Board Formed Concrete Worktops and Buildings
Board formed concrete was the original ‘go to’ process back in the day when concrete was really taking off as the material of choice for architects. Also known as ‘shuttered concrete’ it was originally specified due to its economical cost, sustainability and ease of use.
This method refers to the process of when the structural concrete is poured against rough textured wood (such as ply or regular timber planks). Forms could easily be assembled by a team of carpenters and pieces re-used as and when needed. Originally, not much thought was given to the aesthetics of the concrete as it was purely considered practicality.
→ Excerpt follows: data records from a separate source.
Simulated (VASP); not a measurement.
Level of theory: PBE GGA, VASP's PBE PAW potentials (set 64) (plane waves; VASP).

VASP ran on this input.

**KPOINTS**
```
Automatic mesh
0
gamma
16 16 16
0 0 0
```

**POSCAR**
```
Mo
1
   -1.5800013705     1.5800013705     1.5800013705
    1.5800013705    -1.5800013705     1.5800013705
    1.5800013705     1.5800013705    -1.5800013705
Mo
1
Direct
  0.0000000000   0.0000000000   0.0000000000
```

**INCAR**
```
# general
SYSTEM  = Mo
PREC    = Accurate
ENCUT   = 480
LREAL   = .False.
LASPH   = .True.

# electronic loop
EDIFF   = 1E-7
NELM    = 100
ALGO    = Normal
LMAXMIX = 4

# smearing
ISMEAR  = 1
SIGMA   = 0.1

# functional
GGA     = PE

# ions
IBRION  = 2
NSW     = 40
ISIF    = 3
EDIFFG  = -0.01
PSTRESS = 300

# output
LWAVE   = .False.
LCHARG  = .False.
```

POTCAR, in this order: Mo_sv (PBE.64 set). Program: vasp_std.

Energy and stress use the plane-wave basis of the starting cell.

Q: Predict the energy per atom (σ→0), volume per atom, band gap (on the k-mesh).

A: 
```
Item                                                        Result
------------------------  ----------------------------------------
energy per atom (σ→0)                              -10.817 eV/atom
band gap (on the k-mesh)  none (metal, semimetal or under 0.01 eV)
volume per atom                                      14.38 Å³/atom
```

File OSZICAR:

Eventually, some keen-eyed architects saw the poetic potential of eternalising the markings of nature by setting them in stone, essentially building wooden structures out of rock!
Looks easy… right?
It may seem like an easy process to achieve this look, to simply pour the concrete against some rough sawn wood, let it set and – hey presto! Lovely board formed concrete worktops. The reality, however, is much different. If the wood is not prepared properly, the wet concrete will find its way in and stick so hard that when it comes to striking the moulds you will have chunks of the face remaining on the wood and vice versa, along with a very discoloured finish. Another common problem is that un-prepared timber or ply will quite often be a little too smooth for the textures to telegraph through properly.
How we did it
To retain the lovely rough and earthy qualities of the wood and avoid any sticking, we first had to expose the grain and emphasize the peaks of the slow-growing hard winter growth vs the peaks from the soft summer growth. This was done by sandblasting the surface to remove the softer parts and reveal the stronger.
Once the desired amount of grain had been accentuated, we then moved on to sealing the surface with a polyester resin. After a couple of coats had been applied and well dried we then waxed the finish ready for casting.
The concrete was then mixed and poured into the forms. We vibrated the actual worktop pieces to minimise the number of air pockets on the top face of the concrete worktop. Nobody really wants to have voids on the top face of food prep surfaces (although we have been asked before) as they will inevitably be harder to keep clean. The edges, however, were hand packed to give a few air pockets and lay-lines here and there. This creates a bit of industrial realism and helps to portray the honesty of the materials used.
Natural, well-graded river sand was chosen as the aggregate. This was combined with white cement and a white pozzolan called metakaolin. Choosing white cement as the base ensures the sandy colours of the aggregate will show through once polished and sealed. For this project, the client chose a highly polished top to give a stunning contrast from the rough edges.
And voila – here’s the finished product:
Note the wood pattern in the rough sides of the concrete worktop.
A polished concrete worktop works with the rest of the modern kitchen.
You can see more pictures of this project on the dedicated board formed concrete worktops case-study page.
Board Formed Concrete in Architecture
While I used board formed concrete to make interior units like polished concrete worktops and concrete sinks, the method is employed by builders and architects the world over to apply this stunning effect to a building’s exterior.
While concrete buildings were all the rage in the ’70s, they have been phased out over time… although the style is certainly making a comeback in modern architecture.
There’s a fantastic piece by Bob Borson in which he gives a detailed step-by-step guide to how he used board-formed concrete in a building project.
Many brutalist buildings still stand with these hallmark concrete textures, arguably the most famous of which is the Southbank building in London. Baltic pine was used and meticulously constructed with the accuracy and precision of finishing carpenters. The end result is a symphony of modernist rising cuboids, organic mushroom columns and cantilevered floating floors adjoined with the iconic curved stairwells.
During the ’80s and ‘90s the use of steel and plastic forms gained popularity and so the board formed concrete effect was quickly superseded. Buildings were now smooth if the ‘naked’ structural element were to be on the show. The phrase ’Concrete Jungle’ was born and the mass populous agreed that concrete was now ugly! Many buildings at this time were being clad in decorative panels like metal or phenolic board. As with most trends, however, things will come and go, what is considered ‘cool’ one day will seem dated the next.
Many people thought the Southbank national gallery was an eye-sore when it was first built, in fact, it was crowned ‘The ugliest building in Britain’ by a Daily Mail poll. People during this era certainly agreed the brutalist architecture movement was ugly and dystopian, as so many have been demolished or clad over in the subsequent decades.
Thankfully though, some of the great iconic structures have remained to be cherished. The board formed concrete look has now enjoyed a revival and come full circle. It has risen through the ranks from ugly to beautiful, from dystopian to chic. Something that will never go in or out of fashion but now widely considered as a timeless design classic.